Why L2 to L1 and L2 to shared memory different?

I use a fc op, find the time of L2 to L1 and L2 to shared memory is slow,
but why the L2 to L1 more slow?
whether L2 → L1 → shared memory? but the L1 to shared menory is 0B

Can you share a Nsight Compute result with some more details? It’s not clear to me exactly what you’re seeing and how to clarify it. Thanks.

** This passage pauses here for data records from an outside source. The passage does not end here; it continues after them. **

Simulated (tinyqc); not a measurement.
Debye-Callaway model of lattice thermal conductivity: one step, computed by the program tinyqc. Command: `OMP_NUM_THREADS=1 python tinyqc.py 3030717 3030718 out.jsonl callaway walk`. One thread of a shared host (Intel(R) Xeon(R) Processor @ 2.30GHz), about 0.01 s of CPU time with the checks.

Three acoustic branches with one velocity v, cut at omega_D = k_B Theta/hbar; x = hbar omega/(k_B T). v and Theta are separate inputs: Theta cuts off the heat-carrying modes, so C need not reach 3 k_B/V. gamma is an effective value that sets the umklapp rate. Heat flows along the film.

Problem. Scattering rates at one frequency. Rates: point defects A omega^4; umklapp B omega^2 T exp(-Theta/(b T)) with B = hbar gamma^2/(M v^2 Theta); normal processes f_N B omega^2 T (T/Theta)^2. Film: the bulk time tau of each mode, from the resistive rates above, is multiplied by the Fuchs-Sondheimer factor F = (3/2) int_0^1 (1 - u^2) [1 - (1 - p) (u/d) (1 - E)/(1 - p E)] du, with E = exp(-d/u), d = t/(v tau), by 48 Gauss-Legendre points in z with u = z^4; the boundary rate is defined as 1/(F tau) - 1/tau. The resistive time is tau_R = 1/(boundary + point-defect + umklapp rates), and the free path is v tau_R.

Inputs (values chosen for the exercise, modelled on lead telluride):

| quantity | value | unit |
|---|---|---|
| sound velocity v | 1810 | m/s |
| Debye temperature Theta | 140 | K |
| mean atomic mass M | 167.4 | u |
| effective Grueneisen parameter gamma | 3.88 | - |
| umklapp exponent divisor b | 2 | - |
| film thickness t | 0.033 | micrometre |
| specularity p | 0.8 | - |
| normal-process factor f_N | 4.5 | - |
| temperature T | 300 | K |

I profile a full connection layer on A100.
The above are the results of fp16 and fp32 respectively
in fp16, there is a line from L2 to shared memory with 191.66B, but in fp32, this line always 0B, all data trans to L1.
In my consciousness, L1 and Shared memory are the same piece of hardware, when it trans to L1 ? when it trans to shared memory?
thanks.

The L-shaped path from L2 to Shared Memory represents the LDGSTS instruction path, i.e. “Asynchronous Global to Shared Memcopy”. It’s hard to say why fp16 is using this path and fp32 is not. It could be that the compiler generated instructions to use this path in one case and not the other. Or if you’re using library code, maybe it was implemented that way. You should be able to look at the SASS assembly in Nsight Compute and see the difference in the SASS instructions. But why code was generated that way is difficult to say with only this information.